Survivor Thomas Richer heard “Get out of here, the wall is falling!” when the retaining wall started to collapse, he told B.C. Supreme Court
A pipelayer who survived the collapse of a retaining wall on a Burnaby city sewer project, killing his co-worker, said “all hell broke loose” when the wall caved, sending him running for his life.
Thomas Richer recounted the moments of the accident, which led to his foreman, David Green, being tried for manslaughter in a B.C. Supreme Court trial that began this week. Their former employer, J. Cote and Son Excavating, is being tried in the same case for two counts of criminal negligence, one for causing death, the other for causing bodily harm.
Richer said he heard “Get out of here, the wall is falling!,” when the retaining wall that was part of a residential property next to the trench started to collapse, he told the second day of the trial.

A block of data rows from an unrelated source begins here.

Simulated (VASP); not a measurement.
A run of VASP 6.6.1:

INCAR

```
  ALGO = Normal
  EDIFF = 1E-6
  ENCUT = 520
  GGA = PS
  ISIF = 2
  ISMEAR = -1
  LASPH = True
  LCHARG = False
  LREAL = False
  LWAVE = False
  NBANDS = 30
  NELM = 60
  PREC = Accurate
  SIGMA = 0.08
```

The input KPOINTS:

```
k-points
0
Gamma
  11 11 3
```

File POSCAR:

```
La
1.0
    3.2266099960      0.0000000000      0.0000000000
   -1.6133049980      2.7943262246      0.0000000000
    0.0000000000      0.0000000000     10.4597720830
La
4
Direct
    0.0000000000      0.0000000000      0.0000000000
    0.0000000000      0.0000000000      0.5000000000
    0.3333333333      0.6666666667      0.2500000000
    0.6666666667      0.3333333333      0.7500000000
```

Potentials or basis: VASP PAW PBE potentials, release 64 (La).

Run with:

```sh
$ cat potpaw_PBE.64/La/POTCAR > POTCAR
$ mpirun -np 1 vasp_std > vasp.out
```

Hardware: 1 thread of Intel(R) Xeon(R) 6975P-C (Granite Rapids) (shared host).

Instead of laying charges under B.C.’s occupational health and safety regulations, Burnaby RCMP recommended charges under a 2004 federal law that makes companies and their bosses responsible for death or injury to workers because of safety failures and has only been used three times in B.C.
On Tuesday under prosecution questioning, Richer testified he told Green and others several times he thought the three-metre wide and four-metre deep trench was not structurally safe.
He said he had repeated his concerns to Green just 10 minutes before the collapse, during the morning coffee break on Oct. 11, 2012.
Jeff Caron, 28, a fellow pipelayer, was killed when he was pinned by the falling retaining wall against a piece of machinery called a Jumping Jack that’s used to compact earth around pipes.
When asked by assistant prosecutor Emmanuelle Rouleau who Richer thought was responsible for stopping work because of unsafe conditions, Richer replied, “Mr. Green was.”
The day before the collapse, Richer told Green he wouldn’t work in the trench because of lack of structural supports and the soft, sandy texture of the soil, which he felt made the walls vulnerable to collapse.
“It was an open excavation and it was too deep for me,” Richer told court. “It’s too dangerous. It didn’t look very structural to me.”
But he said he did work in the trench the next day, the day it collapsed, because Green showed him an engineering report that said the trench was safe.
Green told him he was hired as a pipelayer and needed to work in the trench, he said.
Richer was “in fear of losing my job” if he didn’t work in the trench, he said.
After the morning break, he and Caron returned to the trench, and Caron was cutting concrete with a loud saw. Richer said he purposely left his ear protection plugs out “because I wanted to be able to hear if somebody yelled at us” at a sign of danger.
When he heard someone yell to get out because the wall was falling, Richer said, “That’s when all hell broke loose. Something hit me, I bounced off of something,” and fell.
He said he saw Caron pushed up against the Jumping Jack.
Richer ran out of the trench and he could see Green running down the laneway and he called out after him, “Where the (bleep) are you going, Dave? Mr. Green said he didn’t know.”
“He ran away from us. He thought me and Jeff were both dead, I guess,” he said. “I told him to call 911 and asked Mark to lift the wall off Jeff.”
Mark, whom he called the operator and wasn’t identified by his last name in court, lifted the wall off with a backhoe but Caron fell back into the trench, Richer told court.
He went back into the trench because “I just wanted the kid to be alive” but he said there was no pulse.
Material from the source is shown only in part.